Faced with stagnation and an inflation shadow, the Central Bank yesterday sliced off fifty basis points of its repo rate to eight percent, a move designed to get banks to reduce their interest rates and spur borrowing.

The move comes as the economy is seemingly grinding to a halt, with growth showing zero to one percent in 2009 and indicators pointing to a deceleration.

One month ago, with economic activity slowing and credit declining sharply, the Central Bank by reducing the repo rate by 25 basis points to 8.5 percent had hoped to spark commercial bank lending but this lost traction.

Th repo rate is the rate which the Central Bank charges to keep the overnight funds of commercial banks and is a key indicator of lending rates.

In its most recent announcement on the economy, the Central Bank said over the last three months, the liquidity in the financial system has been unusually high with excess reserves averaging around $2.2 billion but credit growth has remained subdued.

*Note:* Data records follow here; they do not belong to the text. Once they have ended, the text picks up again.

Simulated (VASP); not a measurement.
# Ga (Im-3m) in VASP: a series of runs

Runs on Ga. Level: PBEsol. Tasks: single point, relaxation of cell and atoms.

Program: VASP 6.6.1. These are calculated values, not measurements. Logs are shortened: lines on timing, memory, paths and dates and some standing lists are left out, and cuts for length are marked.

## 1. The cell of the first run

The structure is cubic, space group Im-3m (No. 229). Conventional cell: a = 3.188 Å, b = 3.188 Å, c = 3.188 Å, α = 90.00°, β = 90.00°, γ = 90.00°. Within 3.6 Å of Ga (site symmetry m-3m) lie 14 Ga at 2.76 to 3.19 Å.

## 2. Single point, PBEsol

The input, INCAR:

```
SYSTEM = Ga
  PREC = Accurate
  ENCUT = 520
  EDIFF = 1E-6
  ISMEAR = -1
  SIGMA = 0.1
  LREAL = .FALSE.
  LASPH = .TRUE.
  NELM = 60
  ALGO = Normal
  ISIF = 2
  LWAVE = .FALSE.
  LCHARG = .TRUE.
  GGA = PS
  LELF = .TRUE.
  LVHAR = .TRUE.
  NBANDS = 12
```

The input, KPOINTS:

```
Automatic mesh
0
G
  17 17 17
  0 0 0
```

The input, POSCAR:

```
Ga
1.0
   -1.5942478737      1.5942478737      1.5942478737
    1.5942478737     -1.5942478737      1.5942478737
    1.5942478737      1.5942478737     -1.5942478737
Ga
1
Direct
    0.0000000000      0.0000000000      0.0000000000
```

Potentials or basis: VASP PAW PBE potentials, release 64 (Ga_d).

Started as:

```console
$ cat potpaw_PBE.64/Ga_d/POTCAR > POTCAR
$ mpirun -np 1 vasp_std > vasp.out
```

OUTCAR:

Williams, speaking at the launch of the Monetary Policy Report, at the Central Bank auditorium on Thursday took a jab at the commercial banks and noted that excess reserves should have prompted a significant reduction in their lending rates.

“If excess liquidity is so high, then why are bank lending rates not coming down? ” he said.

He cautioned however that even a sizable reduction in bank lending rates may not prompt the desired credit response, if consumer and business confidence remains at current levels. But even as the Central Bank moves to ramp up economic activity, headline inflation, declined to 11.3 percent in March, from 11.7 percent in February 2009, a .04 percent drop.

In the twelve months to February 2009, growth in private sector credit slowed to 7.1 percent from 8.4 percent in January 2009, and 18.7 percent a year earlier, it was noted.